CHARLESTOWN — Confronted with a shortfall on the Quonochontaug Pond Marsh Restoration Project, members of the Salt Ponds Coalition quickly raised $347,500 to complete the work. Coalition President Art Ganz presented a check Thursday to the Rhode Island Coastal Resources Management Council, the agency leading the initiative.
CRMC Policy Analyst Caitlin Chaffee, who accepted the donation, said, “The project would not have been possible without the support of the town and the local community.”
“In particular, the Town of Charlestown, the Salt Ponds Coalition and the Shelter Harbor Conservancy provided us with the majority of the non-federal match that we needed to secure our federal funds and complete the project as originally designed," Chaffee said. “This has truly been a collaborative effort among federal, state and local entities to preserve and enhance this important resource.”

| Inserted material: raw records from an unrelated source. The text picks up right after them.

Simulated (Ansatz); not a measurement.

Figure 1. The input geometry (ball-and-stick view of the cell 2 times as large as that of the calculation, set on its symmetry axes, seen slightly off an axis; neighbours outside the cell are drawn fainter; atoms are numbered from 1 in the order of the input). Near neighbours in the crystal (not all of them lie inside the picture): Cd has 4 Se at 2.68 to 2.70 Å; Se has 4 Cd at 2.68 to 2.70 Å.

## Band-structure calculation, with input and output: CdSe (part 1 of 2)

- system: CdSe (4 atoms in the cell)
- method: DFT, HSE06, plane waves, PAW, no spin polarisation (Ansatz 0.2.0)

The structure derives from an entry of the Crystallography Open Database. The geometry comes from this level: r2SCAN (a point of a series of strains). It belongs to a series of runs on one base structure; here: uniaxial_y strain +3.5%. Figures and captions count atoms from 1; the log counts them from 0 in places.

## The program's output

The objective of the restoration was to dredge the breachway, thereby improving the flow of water and the water quality of the pond. The dredged sediment was used to build up the salt marsh, which has been subsiding — effectively drowning in place.
The work began in mid-December and was completed ahead of schedule.
A federal Coastal Resilience grant from the National Oceanic and Atmospheric Administration provided $980,000, and the towns of Westerly and Charlestown, the Shelter Harbor Conservation Society, and the Charlestown-based Salt Ponds Coalition contributed additional funds. Other partners in the project are the U.S. Fish and Wildlife Service, the Rhode Island Department of Environmental Management, and Save The Bay.
The Salt Ponds Coalition is an environmental nonprofit environmental group dedicated to protecting the health of the state's southern coastal salt ponds. Coalition Vice President Richard Sartor said the partners in the project had raised money based on an expected cost of $1.3 million.
“There were federal grants and a little bit of state money and the Town of Charlestown agreed to put in $250,000 that made up the $1.3 million that was the anticipated amount that was going to be necessary,” he said.
Then came the news in December that the bids on the project were much higher than expected. The reason, Sartor said, was that the work was more complex than a simple dredging operation.
“The lowest qualified bidder was about $2.1 million, about a $800,000 shortfall,” he said. “The reason is the marshland restoration. All that extra work with specialized equipment. There were only a couple of companies in the country that could do that, so it was pricey.”
When the CRMC learned of the shortfall, it initially suggested that the project be scaled back.
“That was not something that many of the people in the communities, Weekapaug, Charlestown, wanted to see and they were beginning to talk about the effort to raise the funds to have full build,” Sartor said.
The CRMC managed to obtain an additional $200,000 in federal funding and Charlestown contributed another $200,000. That left about $400,000 still to raise.
In late December, private organizations and individuals from Charlestown and Westerly stepped up, and in just a few weeks raised $350,000. The Salt Ponds Coalition coordinated the fundraising effort, which included the Weekapaug Foundation for Conservation, the Weekapaug Yacht Club, the Shelter Harbor Fire District, the Ocean House Marina, the Weekapaug Inn and the Westerly Yacht Club. Several individual donors also contributed.
“The thing is, the tremendous outpouring of support created the capability for this project to be completed fully, rather than to be severely restricted,” Sartor said. “What it would have meant is the western channel, the one that leads down toward the Weekapaug section of Quonochontaug, would not have been completed at the level that it is. It would have been curtailed significantly, and that, we felt, was very important to the flow of the water … By removing that sand and building up the marshlands, the habitat that exists there is all going to be protected and preserved as well.”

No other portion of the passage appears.